Secretary of State Hillary Clinton recently visited Seoul and declared: “We will stand with you in this difficult hour and we will stand with you always.” Always? Whatever for?
North Korea apparently sank a South Korean ship in late March in the Yellow Sea. At first observers heard the distant sound of war drums, as speculation grew about possible military retaliation.
But Seoul reacted with equanimity, even pusillanimity. It cut off all aid, which had mostly ended anyway, and trade, which mattered a little more. The government of President Lee Myung‐bak also barred the North’s merchant ships from South Korean waters, an inconvenience but little more.
The South threatened to restart propaganda broadcasts across the demilitarized zone, but then temporized. And President Lee left the joint industrial park in Kaesong — a major source of hard currency for the Democratic People’s Republic of Korea — untouched. No military steps were taken,
Yet the South Korean people appeared to think even these measures were excessive. In the recent local elections the ruling party lost ground. The government didn’t get the “rally around the flag” effect that it expected.
So if the government and people of the Republic of Korea don’t care much about the DPRK committing an act of war and killing 46 South Korean sailors, why should the U.S. get involved? And especially pledge eternal solidarity?
After the sinking of a South Korean ship, U.S. officials rushed to support the ROK, demand international penalties against the North, and reaffirm the American defense guarantee. The White House announced: “U.S. support for South Korea’s defense is unequivocal.”

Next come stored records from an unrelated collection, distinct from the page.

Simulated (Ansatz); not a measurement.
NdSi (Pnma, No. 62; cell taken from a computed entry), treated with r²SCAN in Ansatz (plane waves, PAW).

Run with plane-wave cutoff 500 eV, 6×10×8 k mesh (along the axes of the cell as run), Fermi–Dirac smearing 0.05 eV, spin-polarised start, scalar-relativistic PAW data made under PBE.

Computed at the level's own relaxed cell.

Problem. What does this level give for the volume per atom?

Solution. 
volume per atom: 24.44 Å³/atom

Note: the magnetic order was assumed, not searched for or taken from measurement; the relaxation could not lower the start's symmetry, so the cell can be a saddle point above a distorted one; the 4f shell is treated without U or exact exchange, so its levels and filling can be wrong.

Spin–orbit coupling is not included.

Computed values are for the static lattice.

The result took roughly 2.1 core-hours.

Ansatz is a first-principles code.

Then Washington promised to bolster the South’s military defense and proposed joint military exercises “to ensure readiness and to deter future aggression.” There were even discussions of an American carrier joining an exercise or being stationed near the peninsula.
It’s been this way for 65 years.
A foreign policy should change to fit international circumstances. And international circumstances in Northeast Asia certainly have changed since 1945.
At the end of World War II in an almost Keystone Cops fashion the U.S. decided to divide the Korean peninsula, then a Japanese colony, with the Soviets. But Washington decided not to defend the new South Korean nation, either by providing it with heavy arms or leaving any U.S. troops. When North Korea predictably invaded, the Truman administration rushed back with American military forces and ended up fighting a bitter war with China as well lasting more than three years.
To prevent a recurrence of conflict, when the armistice was signed in 1953 the U.S. offered a security guarantee and deployed a permanent garrison. At the time only America prevented the DPRK, backed by the Soviet Union and China, from conquering the unstable and impoverished South.
But the balance of power since has shifted dramatically. The ROK took off economically in the 1980s, leaving North Korea far behind. The South now has an economy that ranks in the world’s top 13 and is thought to be 30 or 40 times as large as that of the DPRK. South Korea has become a major industrial power and producer of hi‐tech goods.
Seoul also has surpassed the North as a leading diplomatic player. Even North Korea’s old allies, Moscow and Beijing, have recognized the ROK and formed close economic relationships. China has about 70 times as much trade with the South as with the DPRK. No Chinese troops are likely to come streaming forth on behalf of Pyongyang in any future war.
Only in terms of military forces does South Korea arguably lag. But it makes up in quality what it lacks in quantity. Moreover, there is nothing other than lack of will that prevents the ROK from expanding its forces. With a much larger population and industrial base, it can easily outmatch the North. Unfortunately, Seoul appears to have begun shifting its gaze to regional and international military missions, leaving it more vulnerable at home.
At the same time, the South spent nearly a decade shoveling money to the DPRK as part of the “Sunshine Policy.” While engaging Pyongyang made sense, providing largely unconditional aid and other benefits did not. In effect, Seoul was subsidizing its major antagonist while seeking American military protection. “Curious” may be the most positive description one can provide this set of policies.
President Lee Myung‐bak largely eliminated subsidies for the North when he took office two years ago. Nevertheless, he backed away from closing the Kaesong development as retaliation for the North Korean attack. Even hardliners in South Korea are squishy by American standards.
But none of that should matter in Washington. It is far past time for the ROK to take over responsibility for its own defense. It can decide how much to spend, how large a military to maintain, and whether to emphasize domestic or international duties. Having become one of the couple dozen most important countries in the world, the South should play the part in its own defense.
The nuclear issue would remain, but without U.S. forces on station in the South, vulnerable to North Korean attack, Washington could step back there too. Creating a nuclear‐free peninsula is most important for South Korea, Japan, China, and Russia. They should take the lead.
Washington could lend its support. But regional parties should do far more. And the recognition that the U.S. wasn’t going to continue playing its thankless role would force them to do more.
The world has changed since 1953. Even if the U.S. government was not facing a flood of red ink, it no longer need be guarantor of last resort on the Korean peninsula. It’s time to turn South Korea’s defense over to the South Korean people.